Practice of Making Something in the Open (Source)

It is difficult to practice collaboration while always moving forward. A team of people together, have different ideas on timelines, objectives, leadership, and engineering. The competition complicates getting something completed.

Can we agree to get a group of interested people together to decide on issues on a repeating schedule? We likely will need to have two groups, one technical and one non-technical. Each group needs responsibilities and objectives. There should be little to no overlap between the two groups. The non-technical group should not be telling the technical group how long their development cycles are, but they can establish high level objectives for the technical group to meet.

Can we agree on what we are building, why it is being built, and who it is being built for? The responsibility of a Product Owner or Manager must be filled by someone, even if that role is not formally defined. These basics must be settled and broken down by priorities, then the project can move forward. Failure is certain if the customer’s needs for a product are not enshrined in the project that is doing the work.

Stupid ideas are a fact of life. We make mistakes. Say dumb things. The ability to learn and grow from stupidity and failure is critical. I can easily point out what I did wrong last year, when I was at Yahoo, when I was managing storage arrays. I am always taking in my mistakes, especially my stupid ones, and applying what I learned from it to my next decision. Projects that do not adapt quickly to failure and stupid mistakes fail every time. Collaboration in an effective team is constantly learning and adjusting while still focused on the product. Every time I have been part of an organization that was slow to learn from mistakes, we were unsuccessful.

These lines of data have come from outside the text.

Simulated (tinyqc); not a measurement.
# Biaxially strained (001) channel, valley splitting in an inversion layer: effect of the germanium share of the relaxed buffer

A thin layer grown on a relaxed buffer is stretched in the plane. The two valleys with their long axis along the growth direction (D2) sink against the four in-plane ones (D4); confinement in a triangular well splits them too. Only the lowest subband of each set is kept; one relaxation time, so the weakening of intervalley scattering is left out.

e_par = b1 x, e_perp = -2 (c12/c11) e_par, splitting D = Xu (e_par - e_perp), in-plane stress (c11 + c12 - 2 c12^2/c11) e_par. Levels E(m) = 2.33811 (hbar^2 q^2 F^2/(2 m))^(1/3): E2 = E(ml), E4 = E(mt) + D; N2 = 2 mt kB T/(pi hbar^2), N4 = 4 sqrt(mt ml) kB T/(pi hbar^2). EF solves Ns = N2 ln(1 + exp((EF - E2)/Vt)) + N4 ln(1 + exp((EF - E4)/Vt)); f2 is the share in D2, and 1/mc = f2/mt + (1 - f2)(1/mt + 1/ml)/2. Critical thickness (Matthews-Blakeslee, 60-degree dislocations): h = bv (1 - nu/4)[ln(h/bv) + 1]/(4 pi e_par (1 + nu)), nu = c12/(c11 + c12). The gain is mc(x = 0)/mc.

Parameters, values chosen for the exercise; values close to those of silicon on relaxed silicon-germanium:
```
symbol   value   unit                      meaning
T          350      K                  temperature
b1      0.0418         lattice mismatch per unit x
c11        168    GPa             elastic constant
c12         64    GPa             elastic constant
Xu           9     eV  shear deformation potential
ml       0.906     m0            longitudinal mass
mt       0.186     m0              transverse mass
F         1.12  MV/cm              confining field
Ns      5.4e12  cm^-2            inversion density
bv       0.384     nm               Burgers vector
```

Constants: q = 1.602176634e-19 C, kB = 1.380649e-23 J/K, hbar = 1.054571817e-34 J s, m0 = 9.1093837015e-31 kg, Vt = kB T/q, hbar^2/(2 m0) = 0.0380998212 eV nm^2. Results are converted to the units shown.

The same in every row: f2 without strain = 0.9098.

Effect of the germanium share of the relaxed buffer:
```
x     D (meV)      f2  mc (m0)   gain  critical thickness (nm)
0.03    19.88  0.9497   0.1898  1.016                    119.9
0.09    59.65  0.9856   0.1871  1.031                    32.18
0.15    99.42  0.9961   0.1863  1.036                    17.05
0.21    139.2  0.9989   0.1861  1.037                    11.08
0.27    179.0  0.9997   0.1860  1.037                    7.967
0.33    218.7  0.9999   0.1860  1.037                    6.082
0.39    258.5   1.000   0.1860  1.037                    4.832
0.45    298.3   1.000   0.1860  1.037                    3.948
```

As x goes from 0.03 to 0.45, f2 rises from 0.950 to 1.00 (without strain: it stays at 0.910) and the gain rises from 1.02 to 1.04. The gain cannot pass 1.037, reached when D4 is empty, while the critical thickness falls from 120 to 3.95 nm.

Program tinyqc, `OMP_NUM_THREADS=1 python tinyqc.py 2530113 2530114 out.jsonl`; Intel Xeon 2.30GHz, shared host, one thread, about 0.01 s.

The practice of working in a public way, exposing ideas and objectives in the open, can be used by anyone. The true benefit of open source software development is not the code. The true benefit of open source is the practice of working together in the open during project development. Developing ideas and collaborating on product ideas and what the customer needs during and around the software pipeline. Allowing many engineers and developers to review code submissions and tests in the pipeline before the code is merged. The ability propose new approach alongside everyone’s work. These are the gifts of open source that we need to practice to improve working together.